Why A Data Revolution Is Giving Socially Responsible Investors an Edge
It’s getting a lot easier to align your financial strategy with your conscience. A report issued to clients this week by BofA Merrill Lynch Global Research makes an unusually strong data-driven case for “ESG investing”—taking companies’ environmental impact, social impact, and governance into account when deciding whether to buy their stocks. The report’s takeaway: If you’re not using ESG analysis, you may be leaving money on the table.
The report, which BAML issued to clients on Monday and shared with Fortune on Tuesday, concludes that a strategy of buying stocks that ranked well on various ESG metrics—buying only the best-behaved companies, in other words—would have beaten the broader market by up to 3 percentage points a year over the past five years. (That’s a blockbuster margin in an industry where beating your benchmark by half a percentage point can mean big bonuses and a yacht party.)
Research linking ESG best practices to better stock performance has been making the rounds on Wall Street for a while, but much of that research has been tantalizingly inconclusive. More often than not, the margins of victory have been small, the correlation between good corporate behavior and strong results unclear, and the definitions of ESG fuzzy.
Related: Does Impact Investing Have a Data Problem?
What’s changing, says Savita Subramanian, BAML’s head of U.S. equity and quantitative strategy, is that researchers are finding more sophisticated ways to measure ESG behavior and to correlate it to market outcomes. The result, argues Subramanian (who’s also head of global ESG research), is that social-responsibility metrics have become a tool that almost any financial pro has to at least consider. As she put it in an interview with Fortune, “Why would any investor not want to use this stuff?”
When bad things happen to bad companies
The BAML report draws on a big pool of such metrics; its credited sources include data providers MSCI, Thomson Reuters (whose data arm spun off last year under the name Refinitiv), and Sustainalytics. The report included a few striking statistical highlights, including these:
Bad ESG scores put profits at risk
Median three-year volatility in earnings per share for companies in the lowest and worst quartile of ESG scores was about five times as great as for those in the highest and best quartile. Higher volatility tends to correlate with lower share prices, because it’s exactly what long-term investors hope to avoid. ESG scores, Subramanian says, “are a predictor of earnings risk better than any other metric we’ve ever tested.”

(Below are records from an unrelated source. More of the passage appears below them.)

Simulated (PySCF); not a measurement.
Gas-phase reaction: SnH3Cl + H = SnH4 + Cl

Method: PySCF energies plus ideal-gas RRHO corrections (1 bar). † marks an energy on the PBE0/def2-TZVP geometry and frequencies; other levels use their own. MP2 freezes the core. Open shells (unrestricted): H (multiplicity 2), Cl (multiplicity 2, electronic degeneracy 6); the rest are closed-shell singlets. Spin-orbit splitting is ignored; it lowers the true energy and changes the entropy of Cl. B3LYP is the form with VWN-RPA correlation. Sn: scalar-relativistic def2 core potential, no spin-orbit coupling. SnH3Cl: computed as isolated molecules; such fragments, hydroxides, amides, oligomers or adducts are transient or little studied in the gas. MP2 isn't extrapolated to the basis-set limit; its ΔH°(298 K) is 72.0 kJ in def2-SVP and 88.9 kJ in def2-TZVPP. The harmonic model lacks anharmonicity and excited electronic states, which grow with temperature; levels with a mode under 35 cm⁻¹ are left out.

Ethical bankruptcy can lead to…bankruptcy
Of the 17 S&P 500 companies that went bankrupt between 2005 and 2015, BAML found that 15 had scored poorly on ESG scores five years prior to the bankruptcy.
Bad companies pay more to borrow
The BAML team found a difference of about 2 full percentage points in borrowing costs (essentially, interest on debt) between the companies with the lowest ESG scores and those with the highest. Higher borrowing costs, of course, eat into profits, which can scare investors away.
The value of reputation
To be sure, these data still show correlation, rather than causation. The “why” of the connection between ESG scores and stock performance often remains elusive, and varies enormously from company to company. But the BAML report does point to one potential explanation for the strength of those correlations: The rising importance of intangible assets – the value of a company’s brands, intellectual property, and employee talent – to the overall value of big companies.
According to BAML, intangible assets now account for 68% of the book value of the S&P 500, up from around 35% in 1999. That means that the reputational damage from a governance scandal or an environmental catastrophe is more likely to do long-lasting damage to a company’s market value than it might have two decades ago. Strikes, boycotts, corruption, and data breaches can drive away both customers and talented recruits, says Subramanian. “The brand impairment can hit you for years,” she notes. “We have to think outside the box to measure that kind of intangible risk.”
Subramanian hastens to add that ESG rankings “aren’t by themselves a holy grail” for stock pickers. Great ESG scores mean little if a company is selling products that consumers don’t like. And companies that woo investors by touting their high scores on ESG metrics risk being disproportionately hit even by small PR problems. “If you’re highly ranked,” she says, “and there’s even a whiff of controversy about your business model, you’ve got further to fall.”
Still, the increasing value of ESG data makes it a powerful tool for money managers and financial advisers, BAML concludes—especially since millennials, the nation’s largest demographic cohort, are especially likely to want their money to be invested under ESG principles.
Last but not least, it’s good to know that your values can be financially valuable. “As a human being, it’s satisfying to realize that these measures that maximize human benefit pay off for shareholders, too,” Subramanian says. “It’s nice to see some kind of teleological benefit to acting well as opposed to acting badly.” In a world where nice investors have seldom finished first, that’s a refreshing observation.
Editor’s note: This article was updated to clarify details about when and how Fortune received access to the BAML report.